The bow of the lake freighter Phoenix Star looms above the main gate at Ironhead Shipyard, where the ship is being scrapped. Toledo Free Press Photo by Don Lee

The mythical phoenix rose from the ashes of its own destruction. The Canadian lake freighter Phoenix Star will not.

Instead, the freighter’s record-breaking 45-year career will end under a scrapper’s torch in dry dock on the Maumee River. Workers at Toledo Shipyard, 2245 Front St., just downriver from the Veterans Glass City Skyway, have begun dismantling the 730-foot grain ship and expect to finish the project within 90 days, said Tony LaMantia, president of Ironhead Marine, which operates the shipyard.

The freighter was apparently the victim of an economic perfect storm, according to news reports: Inability to compete with newer, cheaper tugbarge combinations, a series of owners with financial troubles and the ship’s own condition.

Additionally, said LaMantia, the shipyard needs the dry dock which Phoenix Star occupies for its other work: inspection and repair of operating lake ships.

Phoenix Star has, since the end of the 2012 season, occupied the larger of Ironhead’s two dry docks, its wheelhouse looming over the shipyard’s main gate on Front Street. Freighter-watchers, who go by the nickname “boatnerds,” have witnessed and posted photos of the ship’s equipment being removed and holes cut in its sides.
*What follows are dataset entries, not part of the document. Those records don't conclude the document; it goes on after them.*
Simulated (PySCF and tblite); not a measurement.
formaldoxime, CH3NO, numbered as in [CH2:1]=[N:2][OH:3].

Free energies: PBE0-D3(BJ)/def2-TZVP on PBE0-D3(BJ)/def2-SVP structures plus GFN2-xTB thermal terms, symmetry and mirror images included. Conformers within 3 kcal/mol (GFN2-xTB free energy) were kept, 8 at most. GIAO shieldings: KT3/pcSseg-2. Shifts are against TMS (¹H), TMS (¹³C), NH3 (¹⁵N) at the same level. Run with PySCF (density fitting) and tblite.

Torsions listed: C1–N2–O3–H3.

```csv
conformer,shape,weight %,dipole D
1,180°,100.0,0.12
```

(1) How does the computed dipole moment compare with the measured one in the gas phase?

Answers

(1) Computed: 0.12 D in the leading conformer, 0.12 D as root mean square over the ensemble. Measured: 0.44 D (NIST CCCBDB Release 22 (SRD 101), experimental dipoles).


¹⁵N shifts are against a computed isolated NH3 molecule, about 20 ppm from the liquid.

“Basically the vessel has reached the end of its service life,” LaMantia said. Refurbishing the hull or converting the ship to a self-unloading freighter of the type that took over the Great Lakes trade in the last half of the 20th century, is not feasible, he added.

Launched in 1968 in Collingwood, Ontario, on Lake Huron’s Georgian Bay, once a major shipbuilding center on the Canadian side of the Great Lakes, the freighter sailed for decades as the Algocen, a grain carrier for Algoma Central Railway’s Marine Division.

According to www.boatnerd.com, Algocen set a number of records for grain cargoes, but also hauled other materials such as iron ore and stone.

LaMantia was reluctant to talk about the string of financial difficulties that resulted in the freighter being stranded in his dry dock, but shipwatchers online tell this story: Algocen’s four big diesel engines powered it up and down the Lakes system until 2005, when it was sold to an outfit called Recycling Technologies Inc. and traded its Canadian Maple Leaf for a Panamanian flag before being used as a storage barge in New Jersey.

Following that, it was bought by a group of investors in St. Catharines, Ontario, operating as Vanguard Shipping (Great Lakes) Ltd., renamed the J.W. Shelley and sailed back into the Great Lakes under its own power, something the shipwatchers at boatnerd.com say rarely happens.

Vanguard’s website identifies the company as “an aggressive, new company which prides itself as being the most cost-effective freight option within our market.” No one answered the phone at the number listed on the website.

But financial troubles resulted in a court-ordered sale of Vanguard’s assets to a subsidiary of a company called T.F. Warren Group — identified on its website as specializing in “Engineering, Fabrication, Erection, Repair, Maintenance, Coating and Linings to the Tank and Terminal industry.” Calls placed to the listed phone number of the company’s president, Terry Warren, in Brantford, Ontario, were not returned.

The relatively low cost and freedom from environmental regulations in some nations has resulted in many a lake boat being beached and scrapped far from home. More than a few lakers have been towed across the ocean to places like Alang, India, where miles of beaches are lined with the hulks of dead ships being cut to pieces by men with improvised cutting torches and little to no safety equipment — but considering themselves lucky to have the job. Aliaga, Turkey, is also the last port of call for tired and broken ships making their appointment with the torch.

Only recently has a combination of outcry about environmental impacts and relatively lower costs meant that some lakers meet their end in the Great Lakes. The freighter Maumee waits her turn at Port Colborne, Ontario, on the Welland Canal, and the tanker Imperial Sarnia is about half demolished. Recently, the venerable Canadian laker James Norris was scrapped at Port Colborne. Other old lakers have seen their sterns and engines cut away, their hulls converted into barges, LaMantia said.

Meanwhile, newer freighters entering Great Lakes service, such as those recently bought by Algoma and Canada Steamship Lines on the Canadian side, are built in Chinese shipyards and sailed across the ocean to the Lakes. Great Lakes shipyards on either side of the border, LaMantia said, “can’t compete with those prices.”